Design System
Components & Documentation
Building a design system for a cybersecurity platform, creating cohesion and efficiency to simplify and accelerate vulnerability triage.
Role
Senior Designer
Tools
Figma, Storybook, Zeroheight, Jira, Miro
Timeline
~14 months
Contributions
Site audit, token and component creation, documentation, training, content management, and tool migration
165
Tokens and styles created, including color palettes for data visualizations and alerts
52
Components designed, from basic buttons and dividers to interactive tables and key value pairs
9
Teams onboarded, including 15 designers and their product and engineering partners
132%
Approximate ROI calculated with 5 years of usage
The Problem
After previous attempts of building a design system, and failing, inconsistency in the platform’s UI was increasing and evident by two themes:
Inconsistent visual design of components
Audits revealed several variations of components such as chips, buttons, etc.

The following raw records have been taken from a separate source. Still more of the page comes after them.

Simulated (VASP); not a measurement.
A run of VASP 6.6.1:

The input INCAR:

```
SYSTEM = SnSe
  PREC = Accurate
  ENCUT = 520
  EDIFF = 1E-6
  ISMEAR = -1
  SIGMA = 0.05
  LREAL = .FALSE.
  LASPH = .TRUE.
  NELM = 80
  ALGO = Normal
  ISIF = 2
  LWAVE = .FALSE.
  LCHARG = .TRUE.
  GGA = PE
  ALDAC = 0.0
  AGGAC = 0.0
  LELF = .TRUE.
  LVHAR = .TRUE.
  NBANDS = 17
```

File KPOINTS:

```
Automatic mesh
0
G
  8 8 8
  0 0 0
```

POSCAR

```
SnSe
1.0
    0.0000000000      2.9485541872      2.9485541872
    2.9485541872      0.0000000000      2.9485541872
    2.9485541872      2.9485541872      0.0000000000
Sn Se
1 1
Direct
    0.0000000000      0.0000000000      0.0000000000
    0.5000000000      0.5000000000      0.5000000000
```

Inconsistent usage and behavior of components
While chips were used to filter in one view, cards were used to filter in another.
How we Built it
Define
Audits were conducted for each component and prioritized, then brought into a requirements gathering session with stakeholders and engineers.
Design
Using an atomic structure, components were designed and iterated upon, involving designers and engineers when needed, while documentation was written in parallel.
Develop
Engineers built component libraries using Storybook. Through live training sessions and office hours, all product teams were informed of new components.
Components
52 components were built in light and dark themes using the base component method. Future updates made to a small set of components are applied to the entire set, increasing efficiency and reducing effort.
Tables
With tables comprising a large amount of the platform’s interface, I spent much time iterating and defining various UI and functional design decisions such as:
Defining capabilities of simple tables versus interactive tables
Table UI and interaction states
Tables actions versus row actions
Detail panel (shown right) with handlebar interaction
Strategy for building table components in Figma
Training
I spearheaded a training initiative for the client’s design team by creating outlines for the sessions, designing the content, and orchestrating speaking parts and Figma demos.
These trainings took place in three parts and focused on the following:
Educate on design system usage
Overview of library, guidelines, and how to use components.
Address skill gaps in design tools
Educate on usage of auto layout within components and page layouts.
Improve design efficiency
Demostrate how to work with interactive components and smart animate. Advise on how to effectively use prototyping for research and design reviews.
Documentation
With guidelines originally living in Figma and other design documentation being housed in Confluence, it quickly started to become challenging to navigate these tools to find the right resources.
As a result, I spearheaded the strategy and execution for migrating design system documentation into Zeroheight, evaluating information architecture, content organization, and tool integration to centralize information in source of truth.
The Impact
“I’m getting very positive feedback from sales & SMEs that have started to look at the new UI, congrats to the team for this awesome work!”
“I’m just stopping by to say that the designs you all are making are amazing. I can’t wait to get them all implemented. This is some of the best design/UX work I’ve seen in my career.”
“The component library and pattern guidelines have been excellent and cut down the decision-making time to get a design moving forward.”